Sarah has relished a return to wilder landscapes since lockdown and has produced oil paintings and watercolours of Tentsmuir, Ullapool, the East Neuk, as well as remote places on the Norfolk coast where she grew up. With loose expressive handling of paint, Sarah reflects the changing light, nuances of cloud, the effect of sun on water and of mists rolling in. Following highly successful solo exhibitions at Dawyck Botanic Gardens 2021 and Doubtfire Gallery, Edinburgh 2022 - Sarah presents new oil paintings made in her studio.
Sarah is acclaimed for her beautiful watercolours of the landscape and relishes the process by creating colour by deftly controlling ‘wet on wet’ washes and adding light touches of expressive splatter and drybrush.
Watercolour is her ‘go to’ process when working at speed en plein air and it allows her to respond to changes of light and weather – including spots of rain which magically pepper sketches.

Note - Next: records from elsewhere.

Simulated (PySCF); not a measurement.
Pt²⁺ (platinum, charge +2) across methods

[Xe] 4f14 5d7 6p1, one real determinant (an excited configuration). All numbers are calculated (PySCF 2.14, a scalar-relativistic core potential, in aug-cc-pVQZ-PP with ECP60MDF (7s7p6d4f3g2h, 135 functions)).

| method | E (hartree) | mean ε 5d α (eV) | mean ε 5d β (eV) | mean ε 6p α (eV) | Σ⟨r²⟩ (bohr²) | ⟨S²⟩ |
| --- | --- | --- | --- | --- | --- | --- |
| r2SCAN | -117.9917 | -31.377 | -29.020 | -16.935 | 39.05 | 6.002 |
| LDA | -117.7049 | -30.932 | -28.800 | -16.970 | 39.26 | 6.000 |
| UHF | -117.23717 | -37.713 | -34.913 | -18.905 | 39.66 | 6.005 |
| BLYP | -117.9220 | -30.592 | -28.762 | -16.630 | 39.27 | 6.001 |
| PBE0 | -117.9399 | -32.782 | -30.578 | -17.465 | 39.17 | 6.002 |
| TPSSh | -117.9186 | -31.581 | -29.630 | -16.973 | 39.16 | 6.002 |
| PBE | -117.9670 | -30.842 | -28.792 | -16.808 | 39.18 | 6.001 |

In the studio, she reinterprets these studies and is delighted to have been selected to represent Scotland for several years at the international watercolour exhibition Fabriano en Aquarello in Italy.
Sarah process begins with the gentle application of pigment on textured
watercolour paper, gesso board or canvas which is placed flat, and this
surface is loosely brushed. The first coats of paint pigment react with this
ground, creating fluid pools of colour. Rather than work against these
abstract forms, Sarah uses them so that landscape emerges through
subsequent layers. Her painting and prints occupy a realm between an
observed encounter and her memory of a place.
Since lockdown Sarah has refocused her research and work; drawing ‘en plein-air’ in her immediate surroundings. She has continued to draw and paint daily at Dr Neil’s Garden, the Botanics and Malleny Gardens,
Edinburgh. In the studio she explores new motifs for a series called ‘Lost worlds’, and through the process of making multiple drawings and paintings she is finding a new pictorial language and palette in her watercolours, oil paintings and prints. Ethereal figures have appeared walking through these resonant landscapes.
Sarah was awarded two bursaries: Visual Artist and Craft Maker (VACMA) Awards 2023-24 and 2024-2025 and this was a catalyst in supporting her return to fine art printmaking in lithograph and collagraph at Edinburgh Printmakers. She was able to benefit from the workshop environment, the knowledge of specialist technicians and equipment and produce work which has a different alchemy.